The sole question presented and decided is whether or not the bill as amended shows on its face that the complainant was guilty of laches in seeking cancellation of the deed. If she was guilty of laches and this appears on the face of the bill, it was subject to the grounds of demurrer. There is no division of opinion here on that question. Van Ingin v. Duffin et al.,158 Ala. 318, 48 So. 507, 132 Am. St. Rep. 29. All the justices agree that the original bill was subject to this objection.
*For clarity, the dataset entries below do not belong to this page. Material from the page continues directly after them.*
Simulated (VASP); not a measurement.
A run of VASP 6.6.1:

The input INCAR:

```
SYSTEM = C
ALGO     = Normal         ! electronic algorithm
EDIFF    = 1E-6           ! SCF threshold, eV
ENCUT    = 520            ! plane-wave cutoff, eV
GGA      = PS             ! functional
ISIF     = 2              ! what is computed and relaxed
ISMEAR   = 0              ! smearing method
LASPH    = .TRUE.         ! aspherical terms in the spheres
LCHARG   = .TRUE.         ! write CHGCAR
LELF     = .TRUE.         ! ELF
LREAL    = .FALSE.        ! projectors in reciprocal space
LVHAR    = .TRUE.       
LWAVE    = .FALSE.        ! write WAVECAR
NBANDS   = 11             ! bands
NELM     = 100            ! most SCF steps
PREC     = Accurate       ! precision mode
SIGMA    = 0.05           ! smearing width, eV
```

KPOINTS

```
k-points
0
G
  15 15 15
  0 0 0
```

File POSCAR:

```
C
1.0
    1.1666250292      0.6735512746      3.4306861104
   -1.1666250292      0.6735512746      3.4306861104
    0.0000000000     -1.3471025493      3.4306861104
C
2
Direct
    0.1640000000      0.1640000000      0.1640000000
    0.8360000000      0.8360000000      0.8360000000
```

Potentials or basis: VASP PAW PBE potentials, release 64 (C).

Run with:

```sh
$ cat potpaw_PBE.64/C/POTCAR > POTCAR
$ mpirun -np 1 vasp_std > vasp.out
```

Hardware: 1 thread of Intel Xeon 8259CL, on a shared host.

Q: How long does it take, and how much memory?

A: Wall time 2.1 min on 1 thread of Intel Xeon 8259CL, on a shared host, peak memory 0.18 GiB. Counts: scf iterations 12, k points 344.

The majority of the justices concur that if complainant remained in possession of the lands under claim of right jointly with her grantees, and did not have actual knowledge that the grantees in the deed had mortgaged the lands, and the covenant to furnish support and maintenance to complainant was not otherwise breached until the mortgage of the life insurance company was foreclosed, depriving the grantees of the ability to furnish support to complainant, her right of action did not accrue until such breach, and she was not guilty of laches. But in such circumstances she would only be entitled to have a decree protecting her equity from the operation of the mortgage. (GARDNER, BOULDIN, and FOSTER, JJ., concur in the foregoing.)
The writer and Justice GARDNER are of opinion that the amendment to the original bill does not cure the defects pointed out by the demurrer. If the averments of the fourth paragraph are true, and they must be so taken on demurrer (Elmore, Quillian Co. v. Parrish Bros., 170 Ala. 499,54 So. 203), the covenant was breached as soon as the deed was executed, and the grantees in the deed have "wholly failed to take care of said complainant, the grantor in said deed." This was clearly a breach of the covenant, and the complainant's right of action accrued at that time, and if she failed to assert her right to annul the deed for ten years, or more, after the cause of action accrued, she is barred by the statute of limitations, and is guilty of laches. Hannah et al. v. Culpepper, 213 Ala. 319, 104 So. 751; Woods et al. v. Wright,223 Ala. 173, 134 So. 865; Davis v. Harris et al., 211 Ala. 679,101 So. 458; Van Ingin v. Duffin et al., 158 Ala. 318,48 So. 507, 132 Am. St. Rep. 29.
There can be no question but what the averments of the fourth paragraph of the original bill are inconsistent with the averments of that paragraph added by amendment, and, therefore, if the rule in respect to construing the averments of a pleading most strongly against the pleader is adhered to, the averments most favorable to the demurrant will be accepted as true, and these averments, as we have stated, show that the complainant's right of action accrued in 1908, more than twenty years before the bill was filed. See 18 C.J. page 378, § 434.
The substance of the holding in First Nat. Bank of New Brockton v. McIntosh, 201 Ala. 649, 79 So. 121, L.R.A. 1918F, 353, is that "the grantor is not barred *Page 484 from equitable relief by laches where he is and has been in possession of the property and the grantee has asserted no adverse right." See 18 C.J. page 379, Note 15.
Here the averments of the bill show that the grantees have been asserting adverse right, have been trafficking with the title by repeatedly mortgaging the lands for debts contracted, from the execution of the deed on up to 1923, and this, so far as the bill shows, with actual knowledge of the complainant, except as to the mortgage executed to the Phoenix Mutual Life Insurance Company to refinance the loan previously procured; and the complainant did not move until the insurance company foreclosed its mortgage and sought to deprive her grantees of the possession of the property. It further appears that the grantees are not now resisting the cancellation of such deed.
I am now of opinion that the circuit court did not err in sustaining the demurrers to the bill as amended, and the complainant failing to further amend, the bill was properly dismissed.
GARDNER, J., concurs in the foregoing.